Discharge and nutrient fluxes for five tidally affected streams were monitored and evaluated as a part of the U.S. Geological Survey Place-Based Studies Initiative and the U.S. Department of the Interior Critical Ecosystem Studies Initiative. Locations on Lostmans Creek, and Broad, Harney, Shark, and North Rivers were selected using the criterion that a large amount of the water that flows through Shark River Slough must pass these sites. Discharge and nutrient-concentration data collection started at the Broad, Harney, and Shark River stations in January 1997 and ended in early 2001. Discharge and nutrient-concentration data collection started at the Lostmans Creek and North River stations in April 1999 and ended in early 2001. Each station was equipped with a vertically oriented acoustic-velocity sensor, water-level pressure transducer, bottom water-temperature thermistor, and specific conductance four-electrode sensor. Data collected using a vessel-mounted acoustic discharge measurement system were used to calibrate regression models of the mean river velocities and the in-situ index velocities. Information from these stations, in conjunction with data from other ongoing studies, will help to determine environmental effects on the southwest coast estuaries as changes in water management of the Everglades National Park continue.
Discharges from the Lostmans Creek, and Broad, Harney, Shark, and North River stations are influenced by semidiurnal tides, meteorological events, and surface- and ground-water inflow. Each of the five rivers is usually well mixed, having no greater than 500 microSiemens per centimeter at 25? Celsius difference in specific conductance from top to bottom during flood and ebb tides. Instantaneous flood discharges (water moving upstream) are typically of greater magnitude and shorter duration than instantaneous ebb discharges (water moving downstream).
Instantaneous discharge data were filtered using a low-pass filter to remove predominant tidal frequencies, and the filtered data were used to compute daily mean and monthly mean residual discharges. Lostmans Creek, and Broad, Harney and Shark Rivers each contributed from 20 to 27 percent of the total measured discharge to the Gulf of Mexico, whereas North River contributed approximately 4 percent. The main discharge region of the Shark River Slough extends from as far north as Lostmans Creek to as far south as North River. North River discharge has similar response characteristics to the other four rivers measured, but with a lesser magnitude of discharge. Comparisons of monthly mean discharges from the Tamiami Canal flow control structures S-12-A, B, C, and D located on U.S. Highway 41 (Tamiami Trail) to the five station total monthly mean discharges indicate that the discharges from the five rivers are approximately 2 to 3 times the S-12-A, B, C, D discharges, and that the measured southwest coast discharge peaks lead the S-12-A, B, C, D discharge peaks by approximately 1 month.

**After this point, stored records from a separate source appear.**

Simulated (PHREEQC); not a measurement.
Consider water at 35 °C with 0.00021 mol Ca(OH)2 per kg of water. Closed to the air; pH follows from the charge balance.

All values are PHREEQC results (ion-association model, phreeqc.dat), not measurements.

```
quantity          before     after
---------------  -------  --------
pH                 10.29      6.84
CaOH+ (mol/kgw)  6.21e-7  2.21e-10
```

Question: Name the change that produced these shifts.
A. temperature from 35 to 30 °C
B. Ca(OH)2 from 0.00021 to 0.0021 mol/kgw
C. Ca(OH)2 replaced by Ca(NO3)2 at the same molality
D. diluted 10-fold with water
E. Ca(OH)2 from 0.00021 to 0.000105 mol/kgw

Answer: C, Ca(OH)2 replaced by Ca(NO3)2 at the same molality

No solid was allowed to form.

Residual total nitrogen and total phosphorus fluxes were estimated using linear regression models of discharge and flux. Monthly mean total nitrogen residual fluxes for the five southwest coast rivers ranged from approximately 0 to 390 short tons, whereas monthly mean total phosphorus residual fluxes ranged from approximately 0 to 6 short tons. Total nitrogen and total phosphorus residual fluxes at Lostmans Creek, and Broad, Harney, and Shark Rivers were similar in magnitude, each accounting for between 20 to 29 percent of the total measured residual flux. North River contributed between 3 to 4 percent of the total nitrogen and total phosphorus residual flux from the five rivers.